A/B Testing
Controlled experiments comparing two versions of an element to determine which performs better
A/B testing applies the scientific method to marketing decisions through controlled experiments. Instead of guessing what works, you split traffic between two versions and let data determine the winner.
The Process
Form a hypothesis ("Version B will convert better") → Design experiment (split traffic 50/50) → Run until statistical significance reached → Analyze results → Implement winner → Form new hypothesis. This creates a continuous improvement cycle where every test builds your understanding of what resonates with your audience.
What You Can Test
Creative: headlines, images, CTAs, copy length, value propositions
Targeting: audience breadth, behavioral onchain targeting segments, recency windows, geographic focus
Landing pages: hero messaging, form length, trust signals, page structure
Campaign settings: CPA targets, budget pacing, dayparting
Design Principles
Test one variable at a time. Changing headline, button color, and copy simultaneously makes it impossible to identify what drove results.

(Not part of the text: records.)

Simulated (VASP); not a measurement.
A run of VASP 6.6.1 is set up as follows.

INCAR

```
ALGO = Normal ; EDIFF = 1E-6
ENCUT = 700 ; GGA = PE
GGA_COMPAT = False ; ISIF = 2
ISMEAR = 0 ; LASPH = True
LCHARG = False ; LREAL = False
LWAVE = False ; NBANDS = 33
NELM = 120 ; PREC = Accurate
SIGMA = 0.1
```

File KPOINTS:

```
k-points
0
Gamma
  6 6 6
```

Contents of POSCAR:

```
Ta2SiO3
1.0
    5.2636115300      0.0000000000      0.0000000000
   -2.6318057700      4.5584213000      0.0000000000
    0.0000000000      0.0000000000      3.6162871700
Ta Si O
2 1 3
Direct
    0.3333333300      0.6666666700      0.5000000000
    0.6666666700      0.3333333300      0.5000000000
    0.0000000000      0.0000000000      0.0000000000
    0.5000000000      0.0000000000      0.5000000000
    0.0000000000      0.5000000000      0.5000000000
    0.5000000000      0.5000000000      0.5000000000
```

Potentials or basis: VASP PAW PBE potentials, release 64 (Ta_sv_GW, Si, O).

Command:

Ensure adequate sample size: 100+ conversions per variation minimum, at least one week of runtime, 95% confidence threshold.
Run variations simultaneously. Sequential testing (Version A this week, B next week) introduces timing bias from market conditions, day-of-week effects, or external events.
Common Pitfalls
- Testing multiple variables creates analytical confusion
- Calling winners prematurely (random noise masquerades as signal)
- Ignoring practical significance (2% lift may not justify implementation complexity)
- Testing without hypotheses (randomness without learning)
- Failing to document results (institutional knowledge loss)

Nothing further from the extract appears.